NICHOLSON, JOHN (1822–1857), Anglo-Indian soldier and administrator, son of Alexander Nicholson, a north of Ireland physician. was born on the 11th of December 1822 and educated at Dungannon College. He was presented with a cadetship in the Bengal infantry in 1839 by his uncle Sir James Hogg, and served in the first Afghan War of 1839–42; he distinguished himself in the defence of Ghazni, and was one of the prisoners who were carried to Bamian and escaped by bribing the guard upon General Pollock’s successful advance. It was in Afghanistan that Nicholson first met Sir Henry Lawrence, who got him the appointment of political officer in Kashmir and subsequently on the Punjab frontier. In 1847 he was given charge of the Sind Sagar district, and did much to pacify the country after the first Sikh War. On the seizure of Multan by Mulraj, he rendered great service in securing the country from Attock, and was wounded in an attack upon a tower in the Margalla Pass, where a monument was subsequently erected to his memory. On the outbreak of the second Sikh War he was appointed political officer to Lord Gough’s force, when he rendered great service in the collection of intelligence and in furnishing supplies and boats.

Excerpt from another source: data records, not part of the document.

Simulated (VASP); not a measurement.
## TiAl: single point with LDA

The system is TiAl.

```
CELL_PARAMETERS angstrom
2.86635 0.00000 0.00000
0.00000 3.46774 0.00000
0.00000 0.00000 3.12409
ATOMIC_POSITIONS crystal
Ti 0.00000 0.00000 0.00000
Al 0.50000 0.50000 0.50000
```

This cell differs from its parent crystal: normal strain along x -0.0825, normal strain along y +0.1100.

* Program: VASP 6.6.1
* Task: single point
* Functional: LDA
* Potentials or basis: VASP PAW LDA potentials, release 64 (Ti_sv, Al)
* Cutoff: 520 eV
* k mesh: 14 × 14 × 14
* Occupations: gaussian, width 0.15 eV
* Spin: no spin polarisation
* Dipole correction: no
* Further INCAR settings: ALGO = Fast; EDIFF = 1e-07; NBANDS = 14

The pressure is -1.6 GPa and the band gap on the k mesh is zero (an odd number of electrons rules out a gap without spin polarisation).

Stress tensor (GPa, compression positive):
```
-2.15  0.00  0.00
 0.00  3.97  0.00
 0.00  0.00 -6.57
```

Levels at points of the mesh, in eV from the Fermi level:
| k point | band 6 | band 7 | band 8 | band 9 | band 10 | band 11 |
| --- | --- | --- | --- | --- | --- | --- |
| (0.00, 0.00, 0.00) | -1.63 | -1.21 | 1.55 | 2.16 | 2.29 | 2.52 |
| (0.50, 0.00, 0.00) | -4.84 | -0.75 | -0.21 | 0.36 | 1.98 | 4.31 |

On the annexation of the Punjab he was appointed deputy commissioner of Bannu. There he became a kind of legendary hero, and many tales are told of his stern justice, his tireless activity and his commanding personality. In the course of five years he reduced the most turbulent district on the frontier to such a state of quietude that no crime was committed or even attempted during his last year of office, a condition of things never known before or since. On one occasion, being attacked by a ghazi, he snatched the musket from the hand of a sentry and shot the man dead; on another occasion he put a price on the head of a notorious outlaw, and finding every one afraid to earn it, rode single-handed to the man’s village, met him in the street and cut him down. But besides being a severe ruler, Nicholson was eminently just. A criminal had no chance of escaping him, so able and determined was his investigation; and a corrupt official could not long evade his vigilance; but he was deliberate in his punishments, and gave offenders a chance to redeem their character. He would go personally to the scene of a crime or a legal dispute and decide the question on the spot. Every man in his district, whether mountain tribesman or policeman, felt that he was controlled by a master hand, and the natives said of him that “the tramp of his war-horse could be heard from Attock to the Khyber.” Lord Roberts says of him in Forty-One Years in India: “Nicholson impressed me more profoundly than any man I had ever met before, or have ever met since. I have never seen any one like him. He was the beau idéal of a soldier and a gentleman.” It is little wonder that the natives worshipped him as a god under the title of Nikalsain. Nicholson, however, had a fiery temper and a contempt for red tape, which made him a somewhat intractable subordinate. He had a serious quarrel with Sir Neville Chamberlain, and was continually falling out with Sir John Lawrence, who succeeded his brother Henry as ruler of the Punjab.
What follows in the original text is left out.